22 Climate Actions Recap
By Alanna Casey and Julianne Fontana, 2016 NRF-US/ICOMOS Graduate Interns
Leading up to COP22, we posted 22 strategies to heritage sustainability, and we’ve rounded up all 22 #climateactions here as a springboard into cutting-edge research in the field.
And this list is just the beginning! Keep checking back for updates on US/ ICOMOS’ Climate Change and Heritage online knowledge community and Keeping History Above Water’s news page.
Approaches
Protecting cultural heritage seems like a daunting task in the face of climate change. What approaches can we take to make our actions effective and ethical?
- #1 Form Interdisciplinary Partnerships: Climate change will impact all aspects of heritage, and solutions will come from the combined knowledge of various disciplines, fields, and communities.
- #2 Adapt Heritage: Anthropogenic climate change is part of our global heritage and how we respond will impact our cultural future.
- #3 Make Intentional Choices: To adapt, relocate, or abandon — the choice must be an informed and intentional one.
- #4 Look Broadly: Climate adaptation strategies can come from community experience and tradition, as well as scientific inquiry.
- #5 Engage the Public: It’s not a question of if, but when. How will you and your community respond to change?
How? Built Adaptations
This is just a sampling of many possible physical adaptations. Different communities and structures need different solutions.
- #6 Build Permeable Barriers: Impermeable seawalls are things of the past. We need new technology that will connect cultural and ecological systems.
- #7 Let the Water In: American cities need to re-think how to protect citizens from storm water surges. The Dutch provide a good example.
- #8 Elevate Our Neighborhoods: Many communities are elevating buildings and infrastructure as a part of their flood plans. Would this work in your neighborhood?
- #9 Ride the Tides: Rather than conquer rising tides, let’s consider building adaptations that allow us to work with water.
- #10 Reuse Existing Buildings: The greenest building is one already built, and adaptive reuse helps preserve community character.
- #11 Retrofit for Climate Change: Historic structures need 21st century updates to weather changing temperatures, bigger storms, rising sea levels, and new pest invasions.
Why? Creative Adaptations
Physical adaptations are important, but we also need to protect intangible heritage. Side events at COP 22 focused specifically on these themes.
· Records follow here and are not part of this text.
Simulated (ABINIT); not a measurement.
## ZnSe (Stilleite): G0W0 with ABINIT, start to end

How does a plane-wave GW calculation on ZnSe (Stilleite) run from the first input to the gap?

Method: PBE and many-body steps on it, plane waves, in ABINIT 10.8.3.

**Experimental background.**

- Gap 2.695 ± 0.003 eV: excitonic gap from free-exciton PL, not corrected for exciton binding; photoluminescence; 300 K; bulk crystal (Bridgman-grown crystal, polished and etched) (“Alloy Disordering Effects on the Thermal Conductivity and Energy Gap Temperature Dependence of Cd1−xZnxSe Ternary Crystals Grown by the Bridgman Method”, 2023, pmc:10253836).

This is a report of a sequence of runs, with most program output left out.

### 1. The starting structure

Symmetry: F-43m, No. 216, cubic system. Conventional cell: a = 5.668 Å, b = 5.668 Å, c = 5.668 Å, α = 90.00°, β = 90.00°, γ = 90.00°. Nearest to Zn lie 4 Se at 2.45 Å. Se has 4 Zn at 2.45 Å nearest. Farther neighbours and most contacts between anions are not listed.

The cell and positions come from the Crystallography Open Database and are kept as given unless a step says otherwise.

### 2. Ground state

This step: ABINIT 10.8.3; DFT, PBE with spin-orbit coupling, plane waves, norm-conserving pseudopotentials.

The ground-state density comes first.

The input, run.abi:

- #12 Digitize Heritage: Use photographs, videos, technical drawings, 3D scans, and other technologies to document vulnerable buildings, practices, traditions, and objects.
- #13 Play with Scale: Human impact on the environment? Environmental impact on humanity? Climate change stories must be attached to environmental AND cultural interpretation.
- #14 Don’t Overlook Underwater Heritage: Shipwrecks and submerged heritage are vulnerable to the effects of climate change and may hold adaptation lessons.
- #15 Save Climate Refugees Culture: When communities are forced to relocate, both tangible and intangible heritage is at risk. New approaches are needed to document what cannot be saved.
- #16 Leverage Traditional Knowledge: Indigenous science and management approaches may hold the best solutions to climate change-induced environmental and landscape challenges. Techniques include traditional, resilient settlement patterns, and low carbon building.
- #17 Shifting Culinary Heritage: Culinary traditions have been shaped by environmental conditions and human responses. How will climate change affect traditional foodways and your dinner plate?
Who? Sources of Information
Every individual and community has something to contribute to the climate heritage discussion. Get involved and speak up for your places, whether they are coastal or inland.
- #18 Speak Up for Your Place: We all have places that are important to us and our communities. By sharing why these places matter, we can help to shape preservation decisions.
- #19 Let Social Justice Inform Preservation: As climate change alters our landscapes, we must wield preservation as a tool to support marginalized communities. Solidarity with the Standing Rock Sioux serves as a prime example.
- #20 Don’t Forget Inland Sites: Historic sites aren’t just affected by rising seas; we also need solutions for more frequent fires, intensified storms, and warmer winters.
Where are we now?
COP 22 brought the climate heritage discussion to the international stage. We must continue building upon our knowledge, resources, and actions.
- #21 Stay Connected: The collective brainpower working on climate issues and cultural heritage is growing all the time, and new ideas are coming from every direction.
- #22 It’s Time for Marrakech to Start…influencing our adaptation planning!